Solving $y_1=a\ln(b x_1)$ and $y_2=a\ln(b x_2)$ for $a$ and $b$ Maths found from another post:

How is a and b equated? I don't understand the method and am hoping someone is able to help and show the process.

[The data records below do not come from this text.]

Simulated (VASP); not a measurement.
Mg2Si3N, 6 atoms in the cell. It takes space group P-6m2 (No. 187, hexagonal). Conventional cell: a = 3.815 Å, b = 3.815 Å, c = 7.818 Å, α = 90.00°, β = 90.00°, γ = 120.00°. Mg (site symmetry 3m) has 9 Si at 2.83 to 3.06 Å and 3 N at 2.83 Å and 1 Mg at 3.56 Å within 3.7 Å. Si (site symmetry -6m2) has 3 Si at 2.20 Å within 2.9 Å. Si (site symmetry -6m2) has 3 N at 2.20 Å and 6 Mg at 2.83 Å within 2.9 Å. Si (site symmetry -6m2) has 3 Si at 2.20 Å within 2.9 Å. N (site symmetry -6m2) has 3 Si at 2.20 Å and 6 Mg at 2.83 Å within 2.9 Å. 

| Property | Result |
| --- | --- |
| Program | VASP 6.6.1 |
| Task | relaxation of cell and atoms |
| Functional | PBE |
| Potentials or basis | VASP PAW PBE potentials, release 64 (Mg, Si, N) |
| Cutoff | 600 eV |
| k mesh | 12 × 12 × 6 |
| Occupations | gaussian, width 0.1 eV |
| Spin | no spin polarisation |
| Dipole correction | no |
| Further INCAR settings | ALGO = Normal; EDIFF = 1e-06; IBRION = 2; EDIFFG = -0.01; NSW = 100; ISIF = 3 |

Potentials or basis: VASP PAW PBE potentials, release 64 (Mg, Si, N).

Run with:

 A: We want to solve the system
$$
\left\{
\begin{array}{lcl}
y_1 & = & a \ln(bx_1) \\
y_2 & = & a \ln(bx_2) 
\end{array}
\right.
$$
The key point is to notice that, once $a$ is determined, we can easily obtain $b$ since
$$
y=a\ln(ax) \iff \frac{y}{a}=\ln(bx) \iff bx = \exp\left(\frac{y}{a}\right) \iff b = \frac{\exp(y/a)}{x}
$$
To find $a$, assume first that $x_1\neq x_2$. Subtracting the two equations, we get
$$y_1-y_2= a\left(\ln(bx_1)-\ln(bx_2)\right)=a\ln\left(\frac{bx_1}{bx_2}\right)=a\ln\left(\frac{x_1}{x_2}\right)$$
so $$a=\frac{y_1-y_2}{\ln\left(\frac{x_1}{x_2}\right)}
=\frac{y_1-y_2}{\ln(x_1)-\ln(x_2)}$$
This implies that
$$
\frac{y_1}{a} = \frac{y_1\ln(x_1)-y_1\ln(x_1)}{y_1-y_2}
$$
so
$$
b = \frac{\exp\left(\frac{y_1\ln(x_1)-y_1\ln(x_1)}{y_1-y_2}\right)}{x_1}
$$
To obtain the formula from the answer in the OP, we can write $x_1=\exp(\ln(x_1))$ and we get
$$
b 
= 
\frac{\exp\left(\frac{y_1\ln(x_1)-y_1\ln(x_1)}{y_1-y_2}\right)}{\exp(\ln(x_1))}
=
\exp\left(\frac{y_1\ln(x_1)-y_1\ln(x_1)}{y_1-y_2}-\ln(x_1)\right)
$$
Finally,
$$
b=
\exp\left(\frac{y_1\ln(x_1)-y_1\ln(x_1)-(y_1-y_2)\ln(x_1)}{y_1-y_2}\right)
=
\exp\left(\frac{y_1\ln(x_2)-y_2\ln(x_1)}{y_1-y_2}\right)
$$
If $x_1=x_2$, then $y_1\neq y_2$, so the system has no solution.